MOMPOU Selected Works – Volume 1
Federico Mompou (1893-1987)
Clélia Iruzun, piano
SOMM SOMMCD 0121 (72:16)

Federico Mompou occupies one of the more peculiar niches in twentieth-century piano music — Spanish by birth, Catalan by sensibility, Parisian by formation, and ultimately answerable to no school at all. He studied at the Conservatoire, absorbed the Impressionists without becoming one, and returned to Barcelona carrying something rarer than influence: an original sound. His music asks very little of the ear and everything of the fingers’ capacity for stillness. It is intimate to the point of secrecy.
Which makes the discography — crowded and still growing — a genuinely interesting problem. How do you record music that seems to evaporate under scrutiny?
Clélia Iruzun is a Brazilian pianist I hadn’t followed closely before this disc arrived, and she turns out to be a more nuanced advocate than the crowded field of Mompou interpreters might have room for. The program she’s assembled here spans roughly half a century of composition, from the earliest Impresiones Intimas through the Cançons i Danses and on to the late, Chopin-haunted variations. It’s a smart arc — you hear the composer from near the beginning of his voice to something close to its maturity.
The Impresiones Intimas, written in the years just before the First World War, are where Mompou’s peculiar world first coheres. These are miniatures in the truest sense — not short pieces that wish they were longer, but things perfectly fitted to their own small scale. Iruzun plays the complete set, and her feel for harmonic color is acute. She understands that the music’s apparent simplicity is a kind of trap: push the pedal too hard, linger too lovingly on any single chord, and the whole fragile architecture collapses into sentimentality. She mostly avoids that danger. Her voicing is careful without being fussy, and in the more introspective pieces she finds a quality of suspended time that is exactly right. The “Melancholy Bird” sketch is handled with particular delicacy — no exaggerated rubato, no underlining of the obvious.
Comparison with the composer’s own 1974 recordings is unavoidable. Mompou at the piano was a revelation and a rebuke simultaneously — older than most performers who attempt this music, technically limited by then but rhythmically alive in ways that younger pianists rarely match. His Cançons i Danses had a dry, almost percussive quality, the pedal light, the dance pulse never quite suppressed beneath the lyric surface. He knew something about these pieces that no amount of study fully transmits.

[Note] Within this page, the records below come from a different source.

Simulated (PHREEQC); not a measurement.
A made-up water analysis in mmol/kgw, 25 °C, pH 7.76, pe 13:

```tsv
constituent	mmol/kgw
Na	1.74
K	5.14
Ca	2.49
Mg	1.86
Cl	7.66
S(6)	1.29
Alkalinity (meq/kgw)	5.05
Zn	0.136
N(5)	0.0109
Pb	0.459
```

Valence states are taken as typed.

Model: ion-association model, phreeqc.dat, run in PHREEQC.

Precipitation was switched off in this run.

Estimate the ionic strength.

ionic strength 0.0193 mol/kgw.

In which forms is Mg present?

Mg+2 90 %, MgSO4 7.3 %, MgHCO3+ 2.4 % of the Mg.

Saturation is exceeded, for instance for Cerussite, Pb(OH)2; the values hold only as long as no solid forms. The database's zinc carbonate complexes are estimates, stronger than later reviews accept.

Iruzun’s second Cançons i Danses sounds, against that standard, a touch studied — the phrasing a shade too considered, the natural lilt slightly weighted down by interpretive intention. But her fifth is genuinely lovely, the chording full and balanced in a way that illuminates the harmonic architecture rather than merely decorating it. And her sixth surpasses what I’ve heard from Olena Kushpler in a competing version — Kushpler takes the music at a pace that, while not without appeal, seems to work against its natural grain.
Pessebres — the Nativity scenes — is one of the stranger items in Mompou’s catalog, extroverted by his reclusive standards. Three movements, three characters: dancer, hermit, shepherd. Iruzun characterizes all three with real conviction. The shepherd’s music, in particular, is a terrific little study in evocation — she’s slightly more reserved than Mompou himself was, which actually works in her favor here. The composer’s directness sometimes edges toward the perfunctory in this piece.
Then there are the Variations on a theme of Chopin, assembled over nearly two decades and containing some of Mompou’s most searching writing. The theme is borrowed from Chopin’s Prelude in A major — that brief, luminous thing — and what Mompou builds from it across twelve variations and an epilogue is something simultaneously deferential and deeply personal. Each variation reads as a character piece rather than a technical exercise, and collectively they form a meditation on influence and transformation that has no real equivalent elsewhere in the literature. Iruzun understands their directness and doesn’t overstuff them with imported expression.
This is estimable work. Not the last word on any of it — the composer’s own recordings remain essential, and the complete picture of Mompou’s solo piano music is still being assembled by various hands. But Iruzun is a pianist worth listening to, in music that deserves far more attention than the broader concert world gives it.